This post originally appeared on Weebly Inspiration Center, where I contribute about product development and marketing.
Producing a physical good is one of the most expensive undertakings for a solopreneur. I’ve dreamed of being a self-published author since I began my career in 2009, but I didn’t have the courage to get started until I considered crowdfunding.
Self-publishing a book series was quite a process, and it began well before the crowdfunding campaign launched. There are six key lessons every solopreneur should take into consideration when crowdfunding.
1. Don’t go it alone
Solopreneurs are used to working, well, solo. Crowdfunding is a community effort, though, and it takes collaboration to get it right, unless you’re an expert in product design, marketing, videography and communications. As a writer with a background in marketing, I knew how to put together a good story, but I was lacking in two departments: Design and videography. I knew how to write a children’s book, but I was not an illustrator and needed assistance creating a great crowdfunding video, one of the must-haves for a compelling campaign. That’s where illustrator Li Zeng and technologist Dan Ndombe came in. Li illustrated the books and Dan filmed and edited the video and even created the website.
If you’re serious about crowdfunding, consider teammates who can put some oomph behind your campaign. That being said, if you’re a Swiss army knife, by all means, keep it solo!
2. Engage a group of early product enthusiasts
Crowdfunding is a low-budget and minimal-risk way to test a product in the marketplace. Once you’ve decided crowdfunding is a viable option, engage early product testers. These early testers will likely become your first backers. It’s important to have substantial backing in the first 48 hours of your campaign, as early traction is a key predictor of campaign success. The first and last week of your campaign represent nearly 70 percent of all funds received. Thus, you should aim for at least 25-30 percent funding in the first week.
The best way to ensure early traction is to build a following — on social media, email and in-person — prior to the start of your campaign. For our book series, we engaged an early reader group of 50 parents, entrepreneurs and kids to give feedback on storylines and illustrations.
3. Research successful campaigns
Before launching our campaign, we compared successfully backed campaigns as well as live campaigns in the Children’s Book category on Kickstarter and the Writing & Publishing category on competitor crowdfunding site Indiegogo. We learned quite a bit about average pricing, campaign goal size and number of backers. We also gathered insights on what types of products were most popular: Paperback or hardcover? Physical book or e-book? Just the book or book plus auxiliary products?

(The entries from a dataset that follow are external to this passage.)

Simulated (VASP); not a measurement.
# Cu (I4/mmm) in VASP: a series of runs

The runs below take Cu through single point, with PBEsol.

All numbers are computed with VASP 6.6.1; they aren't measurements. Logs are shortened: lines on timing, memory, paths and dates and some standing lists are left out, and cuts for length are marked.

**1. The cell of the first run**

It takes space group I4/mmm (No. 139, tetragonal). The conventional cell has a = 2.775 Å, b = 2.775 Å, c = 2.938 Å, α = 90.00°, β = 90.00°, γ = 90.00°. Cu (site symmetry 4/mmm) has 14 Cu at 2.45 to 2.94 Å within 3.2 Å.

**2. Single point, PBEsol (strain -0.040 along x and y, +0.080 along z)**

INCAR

Surprisingly, the trends were quite strong across campaigns and some were contrary to our assumptions. Always do your research before launching your own crowdfunding campaign.
4. Estimate income and costs
Choosing a campaign goal and pricing rewards is tough, but it’s possible once you’ve done research on estimated costs and market demand (for example, how much people have pledged towards similar projects in the past). For our project, we needed to get printing quotes, consider all expenses, and estimate demand based on our early readers list and similar projects. We came out pretty close to expectations, it turns out.
Simple math can save a lot of heartache.
5. Plan for press and community engagement
The two biggest drivers for pledges in our campaign were Facebook posts and emails to our early readers list. Likewise, hitting new milestones and gaining press that stemmed from those achievements gave us ample reason to post on social media and send emails. Our community celebrated with us along the way.
We began building our social channels and email list about six months prior to launching the campaign and engaged our growing community in conversation around the topic of our books — youth entrepreneurship. Likewise, we spoke at events and gladly accepted press inquiries, which helped build our early readers list.
Build a press list of local and national reporters who may be interested in your project and start your social channels as early as humanly possible!
6. Form large-scale partnerships
Choosing the right rewards levels can make or break a campaign. Think strategically from the start and determine if there are ways to land a handful of large backings. These oftentimes have to be planned prior to the campaign; it’s possible to predict community interest with surveys and conversation. Our campaign included two big-ticket rewards: $800 for a U.S. speaking engagement and signed book series, and $1,500 for an international speaking engagement and signed series. We had one backer at each level and also formed a partnership with entrepreneurship development network The Conductor to provide a series to every local library in the surrounding county. That’s 20 sets, or 80 books total. These large-scale partnerships enabled us to reach our goal faster.
Are there big-ticket rewards that may interest your audience? Think about ways you can land pre-campaign interest in these rewards levels prior to launch.
Raising the funds needed to launch a dream project was, to say the least, a dream come true. It took planning and skill, but it’s possible!
Post-campaign, eCommerce is an important aspect of continued growth for the series. We launched the Entrepreneur Kid website in order to facilitate post-Kickstarter orders and offer future Entrepreneur Kid products to readers. We’re big believers in having a central place customers can learn about your goods.